‘We’re gonna look through the video obviously and there’s gonna be a lot of people walking and not excited about getting into position and that is really disappointing. You gotta love what you do, and today there was no love there‘
– Rob Penney speaking to SkySports after Edinburgh 29 – 23 Munster.
If you watch the old documentaries about Graham Taylor and Bobby Robson, one thing that strikes you straight away is the level of access the media had in those days.
The managers had no press officer, no assistants, no physical or administrative layer between them and the tabloid hacks. Taylor and Robson thought being polite and reasonable would help generate respect between all parties. We now know that didn’t work, and the mid 90s saw a rapid change in the way footballers and the media communicated with each other.

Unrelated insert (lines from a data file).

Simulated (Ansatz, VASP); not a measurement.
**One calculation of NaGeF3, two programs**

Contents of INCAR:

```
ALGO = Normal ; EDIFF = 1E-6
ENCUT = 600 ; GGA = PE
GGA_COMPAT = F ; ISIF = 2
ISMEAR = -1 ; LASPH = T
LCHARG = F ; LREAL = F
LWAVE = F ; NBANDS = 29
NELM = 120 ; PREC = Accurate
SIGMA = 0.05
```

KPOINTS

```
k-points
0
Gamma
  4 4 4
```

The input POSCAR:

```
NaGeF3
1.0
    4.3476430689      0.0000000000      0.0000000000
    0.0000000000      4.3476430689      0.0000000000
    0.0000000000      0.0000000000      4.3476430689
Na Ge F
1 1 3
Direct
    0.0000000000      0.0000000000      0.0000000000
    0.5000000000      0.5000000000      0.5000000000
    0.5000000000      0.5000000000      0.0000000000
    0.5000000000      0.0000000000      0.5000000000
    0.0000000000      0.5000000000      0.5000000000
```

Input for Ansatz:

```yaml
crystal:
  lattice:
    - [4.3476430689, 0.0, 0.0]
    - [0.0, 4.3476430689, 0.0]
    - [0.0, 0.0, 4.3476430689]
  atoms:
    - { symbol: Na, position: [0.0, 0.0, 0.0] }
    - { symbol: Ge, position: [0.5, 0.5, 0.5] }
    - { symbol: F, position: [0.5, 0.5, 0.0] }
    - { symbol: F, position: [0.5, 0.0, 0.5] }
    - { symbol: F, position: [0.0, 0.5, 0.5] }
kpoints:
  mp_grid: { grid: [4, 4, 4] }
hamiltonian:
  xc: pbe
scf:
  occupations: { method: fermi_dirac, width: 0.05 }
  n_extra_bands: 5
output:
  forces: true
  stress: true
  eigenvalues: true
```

It started with their national team, but quickly spread to their other major sports including cricket, and rugby. Professional outfits in Ireland soon followed suit, putting structure to their media relations, providing media training for their players, restraining the more talkative ones, putting a spin on the message, and generally adding a layer of blandness to everything.
Because we’re so close to England, and because football is the dominant sport, we have now accepted this is the only way to do things. The truth is, every country and every sport has a different attitude to the press. After Six Nations games the French players will spend up to an hour talking to the print journalists, usually in a back and forth conversational style. In the week of a test match the Australian squad are sent into a room full of journalists and told to go and mingle. In Italy they will, on occasion, dine together.
There seems to be a belief in this country that if you talk too much, you will be punished by some kind of sporting karma. When it first became obvious Ronan O’Gara was a straight talker, Munster and Ireland fans braced themselves for the inevitable stumble. It never happened, because there is no relationship between honesty and failure, as proven by Roy Keane, Keith Wood, Derval O’Rourke, Harrington and many others.
Rob Penney comes from Canterbury, where they’ve nothing to hide, because the region knows nothing but success. He has been forthright since the day he arrived in Munster, setting out his gameplan and his ambitions for the team. He has sometimes bristled at criticism, but has never hidden his feelings.
In admitting after the Edinburgh loss that ‘it’s always a worrying sign when you walk into a changing room and there’s not a lot of noise, not a lot of excitement there’ and that ‘mental application was nowhere near what it needed to be’, he has, undoubtedly, broken new ground.
It’s one thing to debate the respective merits of old and new Munster, but another to proclaim the desire wasn’t there. Given the province he now works for, where everything has been built on the premise that hard work and humility will conquer all, this will come as a huge blow to the fans. Telling Munster their work ethic is suspect is like telling a comedian he’s not funny.
There is a growing consensus this week, then, that Penney should have kept quiet, that this is the very time you keep things in-house. If it’s the truth, though, then he’s right to say it. He’s a smart man and will understand the consequences of his actions. He knows this could have a greater impact on the intended targets when said in public rather than in private, and he already said the coaches tried everything they could at half time to create a spark, but the players didn’t respond.
The team showed against Leinster and at stages last year that they’ve huge potential, so why isn’t that being shown week after week. Paul O’Connell and Donnacha Ryan could sense this poor performance coming from early in the game.
In the first half they could be seen shouting at members of the backline, and consulted each other about how to turn the tide. Penney might be deliberately touching on a longer term issue here, and maybe he wants the fans to know whats happening.
There are lots of interesting things to discuss about Penney’s performance as a coach against Edinburgh – where were the backline moves, what happened the lineout, why did the props receive more passes in the game than a lively looking Keith Earls?
In the long-term though, Penney will be judged on his results. After the misery of Murrayfield they will play with a special Munster style fury in Thomond, and that will probably be enough to get a win. Yet no matter what happens against Gloucester, the result will not be impacted by what their head coach said to a reporter last weekend.